The legendary journalist’s wounded response to accusations of sexual harassment reveals a lot about who is entitled to power.

Mike Coppola/Getty Images

I wonder if we’re tiring of #MeToo. I wonder if we’ll just reach a limit to how many of our idols we can bear to see lose their crowns. And I wonder if we’re still clinging to the hope that those who perpetrated abuse are somehow fundamentally bad people, instead of facing the more deeply disorienting possibility that our very ideals about what constitutes accomplishment—our reverence for power and confidence and, yes, aggression and entitlement—might promote or inculcate abusive behavior in nearly anybody. We still want to believe in the possibility of a “golden boy,” a man who still has it all: infinite power and infinite goodness.

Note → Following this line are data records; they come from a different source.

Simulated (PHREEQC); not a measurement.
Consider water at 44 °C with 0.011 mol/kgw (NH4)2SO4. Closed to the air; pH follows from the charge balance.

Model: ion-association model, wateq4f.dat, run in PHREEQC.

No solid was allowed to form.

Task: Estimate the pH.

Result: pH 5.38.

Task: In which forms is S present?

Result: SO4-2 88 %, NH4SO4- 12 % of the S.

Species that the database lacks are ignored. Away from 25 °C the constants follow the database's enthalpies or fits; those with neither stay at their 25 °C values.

I wonder all this because of the sexual harassment controversy surrounding Tom Brokaw, the former anchor at NBC who has since become the network’s eminence grise. In a 1,000-word email to friends and colleagues, Brokaw declared last Thursday, April 26, “the first day of my new life as an accused predator in the universe of American journalism.” He said he was “ambushed and then perp walked across the pages of The Washington Post.” He claimed that his accuser had taken him to the “guillotine,” unjustly “stripped him of any honor he has earned,” and even tried to destroy his “citizenship.”

On April 26, the Post had published the accusations of Linda Vester—a former Fulbright scholar in Egypt; a graduate of the Sorbonne; a foreign correspondent in Saudi Arabia, Haiti, Rwanda, and Somalia; a television anchor; and the funder of scholarships for girls and treatment for PTSD-afflicted veterans. She alleged that Brokaw had tried to kiss her uninvited, and groped her in front of her colleagues, when she was an intern for NBC in the 1990s. Another NBC employee told the Post Brokaw touched her breasts in the office.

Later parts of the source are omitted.